# wifi cannot be turn on after turned off

## davidshen84

Hi,

My system is Gentoo 64 bit, up to date, and I use NetworkManager to manage my network. My wifi was working fine. But when I accidentally turned off by using the laptop's wifi power switch, I cannot turn it on any more, not even after I reboot the system. **lspci** shows my card, but **ip link** does not show my wifi device. The *iwlwifi* module is loaded.

I have dual boot, and my wifi woks well under windows. I can turn it on/off without any problem in windows.

I thought it might have something to do with *rfkill*. I checked my system, the module is loaded, with no error.

Some posts says UEFI can mass up with wifi, and I use UEFI and grub2. But I don't think I am in the same situation as they do.

----------

## charles17

What does "ifconfig -a" tell?

Also again check "rfkill list all"Last edited by charles17 on Fri Sep 26, 2014 11:14 am; edited 1 time in total

----------

## Roman_Gruber

i had some issues with rfkill in the past. what i remember was playing around with the kernel. in my case it was a kernel related issue, not a user space issue.

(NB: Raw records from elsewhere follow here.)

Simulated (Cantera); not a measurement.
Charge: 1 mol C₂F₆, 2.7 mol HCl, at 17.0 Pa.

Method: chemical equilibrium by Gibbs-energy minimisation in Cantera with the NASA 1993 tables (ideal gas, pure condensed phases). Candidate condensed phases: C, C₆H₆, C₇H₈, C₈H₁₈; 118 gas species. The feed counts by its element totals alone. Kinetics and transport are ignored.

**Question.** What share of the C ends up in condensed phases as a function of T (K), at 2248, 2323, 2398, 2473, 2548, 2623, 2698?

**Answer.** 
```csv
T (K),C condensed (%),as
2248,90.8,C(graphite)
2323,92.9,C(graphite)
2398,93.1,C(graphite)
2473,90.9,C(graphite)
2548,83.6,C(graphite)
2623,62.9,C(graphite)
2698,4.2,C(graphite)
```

therefore you may try different kernel versions and see if hte problem exists there, but first check the howtos about setting up wifi / rfkill on the net. also check with lspci your card and see what others have done to get it working. Kernel settings / user space settings / anything else. and if it is a known issue.

if things goes worse it could be a bios issue also, check if there is a bios issue and if your dsdt is coded correct (just my thoughts)

----------

## davidshen84

Yes, I think it is a kernel related issue. After I accidentally turned of my wifi, I also recompiled my kernel, and **accidentally** again, I turned of CONFIG_IWLDVM option...hell~

----------